Thursday, June 30, 2011

Side Note: Realization

I'm not funny in writing.

I have my moments in person, you know, if you can get past the stuttering. Because for some reason I can not get through a story without ti-ti-ti-ticking through parts or, lets be honest, completely forgetting words anymore.

I read through these other blogs and end up completely in tears because of the way they have told their story. And I think, this kind of stuff happens to me, but I can't portray it in the same way.



I must work on this.

Wednesday, June 29, 2011

I can't make this stuff up

I had big plans on Monday: Get back on schedule, make dinners, exercise.

All of that has gone to hell in 3 days.

Monday
D.Soup's favorite pair of pants had a hole in a very inconvenient place. AKA his crotch. And he's been begging me for weeks to fix it so he can wear them again. So I finally took a few minutes and patched it up with the sewing machine at my mom's house.

Afterwards, we didn't have enough time to cook dinner and make it to the gym before my 8 pm cutoff, so we stopped at Burger King (fail #1). It was delicious. It was also 30 points.

It was decided that D.Soup was going to the gym, and I would take Calli for a walk and do my run when he got home, because I did not want to have to deal with her while I was on the treadmill alone. I also did not want to be alone for the first introduction between Calli and the treadmill. I feel that would be traumatic for all parties involved.

Calli and I went for our walk. And during this time I remember that I offered to go with my mom to the airport to collect my sister and her family. Which meant that my treadmill time was conflicting with my "helpful sister" time (fail #2). So I make the choice to find something OnDemand once I get home.

YOGA. Yoga is what I choose. Which is fine... it was actually a really good workout.

But my dog. My GIRL dog. Took the "downward dog" position way to literally for my liking and humped me every time I had to go into that pose. It was overwhelming, and disturbing.

AND THEN, 5 minutes left in my workout. And someone knocks on the door of my house. I thought for a minute maybe D.Soup forgot his key. If only I was that lucky.

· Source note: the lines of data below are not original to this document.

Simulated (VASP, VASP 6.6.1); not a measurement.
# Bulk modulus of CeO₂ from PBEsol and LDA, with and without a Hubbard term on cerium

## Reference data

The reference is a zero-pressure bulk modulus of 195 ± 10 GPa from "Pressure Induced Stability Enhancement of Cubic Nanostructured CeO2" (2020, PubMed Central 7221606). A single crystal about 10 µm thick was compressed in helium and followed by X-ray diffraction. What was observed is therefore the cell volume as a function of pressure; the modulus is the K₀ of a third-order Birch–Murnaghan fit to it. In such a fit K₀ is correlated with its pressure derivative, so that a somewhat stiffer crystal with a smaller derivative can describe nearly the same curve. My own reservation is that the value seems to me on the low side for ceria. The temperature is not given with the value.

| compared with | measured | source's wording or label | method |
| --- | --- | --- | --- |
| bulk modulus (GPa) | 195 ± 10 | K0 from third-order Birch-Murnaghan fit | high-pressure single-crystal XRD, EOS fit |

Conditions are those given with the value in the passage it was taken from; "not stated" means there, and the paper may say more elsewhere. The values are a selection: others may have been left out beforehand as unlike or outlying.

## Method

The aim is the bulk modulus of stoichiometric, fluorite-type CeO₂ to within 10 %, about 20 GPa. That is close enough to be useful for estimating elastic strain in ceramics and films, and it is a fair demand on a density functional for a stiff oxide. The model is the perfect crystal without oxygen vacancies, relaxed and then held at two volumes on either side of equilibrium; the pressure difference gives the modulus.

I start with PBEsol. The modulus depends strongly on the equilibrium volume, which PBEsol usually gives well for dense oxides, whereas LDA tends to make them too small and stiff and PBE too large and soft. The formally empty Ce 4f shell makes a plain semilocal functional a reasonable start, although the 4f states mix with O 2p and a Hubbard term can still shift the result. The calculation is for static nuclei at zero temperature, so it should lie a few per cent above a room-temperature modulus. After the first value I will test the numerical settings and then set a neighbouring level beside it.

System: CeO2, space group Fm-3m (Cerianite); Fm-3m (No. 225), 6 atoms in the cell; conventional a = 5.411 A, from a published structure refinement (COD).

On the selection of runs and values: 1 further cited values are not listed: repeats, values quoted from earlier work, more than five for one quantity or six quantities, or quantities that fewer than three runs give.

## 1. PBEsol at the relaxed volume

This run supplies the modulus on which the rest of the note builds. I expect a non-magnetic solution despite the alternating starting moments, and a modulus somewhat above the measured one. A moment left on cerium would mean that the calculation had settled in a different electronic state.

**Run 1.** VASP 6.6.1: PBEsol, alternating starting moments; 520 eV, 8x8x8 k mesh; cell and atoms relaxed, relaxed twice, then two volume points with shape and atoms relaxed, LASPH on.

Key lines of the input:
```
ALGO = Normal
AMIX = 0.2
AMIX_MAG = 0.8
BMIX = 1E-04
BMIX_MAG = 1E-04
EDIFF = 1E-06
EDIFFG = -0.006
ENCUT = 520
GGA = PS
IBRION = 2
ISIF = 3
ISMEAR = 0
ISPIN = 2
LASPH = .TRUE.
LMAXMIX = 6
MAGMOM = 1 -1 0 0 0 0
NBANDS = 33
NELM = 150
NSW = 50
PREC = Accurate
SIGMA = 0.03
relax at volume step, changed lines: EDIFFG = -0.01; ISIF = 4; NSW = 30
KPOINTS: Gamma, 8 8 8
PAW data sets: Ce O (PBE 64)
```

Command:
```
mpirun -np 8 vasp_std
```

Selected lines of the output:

I open the door to find his little sister, in tears. Now, I've had issues with this girl in the past. So of course I had to work three times harder than normal not to roll my eyes at her through the storm door... I'm just going to sum up her drama of the moment:
  1. Her dad is "an ass" and tells her she's useless
  2. Her mom doesn't defend her against him
  3. Her "friend" is a bitch
  4. The boy she likes isn't speaking to her (because she yelled at him)
She's 19. THESE are normal issues a 19 year old has to face.

Long story short: I told her to suck it up and stop being mean to everyone.

She then proceeded to sit around and talk and wait for D.Soup to get home. ALL I WANTED TO DO WAS FINISH MY YOGA. Dammit.

Tuesday
I started the day off in pain. It was good pain. It was 25 minutes of YOGA pain. So I was cool with it. Does that mean I didn't complain all day? Hell no, I whined like a little girl...

On the way to work I realized I didn't pack a breakfast bar. Eff. So I get a bagel with butter from downstairs. Come back up, eat it.. THEN put it in the points calculator: 13 points. THIRTEEN POINTS. That's HALF of my daily points value. DOUBLE Eff.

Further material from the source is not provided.